Ever wondered why there aren’t more vampires around? Why more people haven’t seen one? You’re not alone – Laura McLay applies stochastic equations to the possible population fluxes of vampires and determines that they’d either over-run the planet or die out in short order:
I have yet to see a vampire movie that implicitly assumes that there is a reasonable model for vampire population dynamics (using a stochastic process framework or something else). And frankly, I’m pretty disappointed. Until I am offered a reasonable explanation for why there aren’t more vampires, I won’t be able to jump on the vampire bandwagon. If I had free time, maybe I would write a mathematically consistent vampire novel.
Please don’t bother, Laura. Maybe you could write a mathematically consistent novel about a genre trope that hasn’t been relentlessly flogged to death over the last decade instead?

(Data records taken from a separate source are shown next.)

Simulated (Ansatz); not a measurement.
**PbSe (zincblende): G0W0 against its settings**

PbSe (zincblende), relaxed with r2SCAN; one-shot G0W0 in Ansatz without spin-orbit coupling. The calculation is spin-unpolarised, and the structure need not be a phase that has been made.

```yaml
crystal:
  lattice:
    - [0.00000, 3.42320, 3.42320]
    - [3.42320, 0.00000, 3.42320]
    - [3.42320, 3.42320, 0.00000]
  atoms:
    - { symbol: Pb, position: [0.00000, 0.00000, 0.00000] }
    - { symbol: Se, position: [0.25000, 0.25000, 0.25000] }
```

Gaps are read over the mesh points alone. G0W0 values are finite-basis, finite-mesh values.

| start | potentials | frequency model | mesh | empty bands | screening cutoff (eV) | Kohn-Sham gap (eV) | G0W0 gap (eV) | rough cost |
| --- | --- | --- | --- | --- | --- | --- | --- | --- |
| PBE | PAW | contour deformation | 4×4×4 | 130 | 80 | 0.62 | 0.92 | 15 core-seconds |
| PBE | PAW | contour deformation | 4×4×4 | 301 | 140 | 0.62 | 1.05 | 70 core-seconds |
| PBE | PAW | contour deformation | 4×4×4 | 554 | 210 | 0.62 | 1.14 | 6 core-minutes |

Just sayin’. [via New Scientist Short Sharp Science; image by Robert Couse-Baker]
5 thoughts on “Malthus and the vampires”
I am rather smitten with the white wolf explanation – in the first edition they had “generations”, where in the first generation vampire would be the eldest and strongest, a fullblown deity, generations above would be offspring of the first and generations up till 7 would be veritable demigods. Generation 14 would be close to human and in vampire terms – pathetic. Creating a vampire in this storyline, moreover, was an active act. You’d have to really want it, and it was a tough thing to do, like giving birth.
The trick was that vampires were paranoid because there were other predators who hated their guts (werewolves) and vampires did benefit from hunting other vampires – taking the effective benefit of a lower generation of their victim was of a better blood than they. This would cause significant culling and strong incentive to hide. Add to that a vampire civil war with strong dynamics to stay hidden (Sabbat versus Camarilla) and you could in fact end up with the picture of a miserable version of ours.
The RPG KULT asserted something else – this world is a prison, and “average mental balance” causes you to be locked inside the prison. Negative mental balance would be associated with vices, insanity and “the infernal”, positive mental balance with ascension, mysticism, sanity, detachment, gnosis and buddism.
In KULT, another roleplaying setting, people who were bitten by vampires would die, unless they were intentionally made a vampire, and their mental balance was pretty negative. They could then exist, until their mental balance became too far negative, and they would slowly fade from out dimension into “higher” and more sinister ones.
I think Peter Watts cunningly gets around this problem in ‘Blindsight’.
I either case, his vampires are believable 😉
Denni, I agree: Blindsight came immediately to mind. And I’ll add I just love the way the “crucifix glich” is not fully explained until the appendix. (That would be the book’s appendix, not yours, or mine, or the vampire’s.)
And in Watts’s next novel, the vampires will overrun the planet.
“a genre trope that hasn’t been relentlessly flogged to death”
WOW! Did you guys just prove his point.